Smooth and Strongly Convex Nearest Brenier Potentials

This example is designed to show how to use SSNB [58] in POT. SSNB computes an l-strongly convex potential \(\varphi\) with an L-Lipschitz gradient such that \(\nabla \varphi \# \mu \approx \nu\). This regularity can be enforced only on the components of a partition of the ambient space, which is a relaxation compared to imposing global regularity.

In this example, we consider a source measure \(\mu_s\) which is the uniform measure on the unit square in \(\mathbb{R}^2\), and the target measure \(\mu_t\) which is the image of \(\mu_x\) by \(T(x_1, x_2) = (x_1 + 2\mathrm{sign}(x_2), 2 * x_2)\). The map \(T\) is non-smooth, and we wish to approximate it using a “Brenier-style” map \(\nabla \varphi\) which is regular on the partition \(\lbrace x_1 <=0, x_1>0\rbrace\), which is well adapted to this particular dataset.

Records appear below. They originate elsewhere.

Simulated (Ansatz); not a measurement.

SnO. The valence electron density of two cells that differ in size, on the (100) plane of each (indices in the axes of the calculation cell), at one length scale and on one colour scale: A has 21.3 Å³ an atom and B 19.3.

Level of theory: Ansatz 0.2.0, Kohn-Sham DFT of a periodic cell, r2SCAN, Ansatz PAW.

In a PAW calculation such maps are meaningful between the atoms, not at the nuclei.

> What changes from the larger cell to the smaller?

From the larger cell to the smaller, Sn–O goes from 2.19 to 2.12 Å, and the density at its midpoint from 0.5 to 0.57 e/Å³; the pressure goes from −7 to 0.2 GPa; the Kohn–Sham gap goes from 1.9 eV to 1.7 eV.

We represent the gradients of the “bounding potentials” \(\varphi_l, \varphi_u\) (from [59], Theorem 3.14), which bound any SSNB potential which is optimal in the sense of [58], Definition 1:

\[\varphi \in \mathrm{argmin}_{\varphi \in \mathcal{F}}\ \mathrm{W}_2(\nabla \varphi \#\mu_s, \mu_t),\]

where \(\mathcal{F}\) is the space functions that are on every set \(E_k\) l-strongly convex with an L-Lipschitz gradient, given \((E_k)_{k \in [K]}\) a partition of the ambient source space.

We perform the optimisation on a low amount of fitting samples and with few iterations, since solving the SSNB problem is quite computationally expensive.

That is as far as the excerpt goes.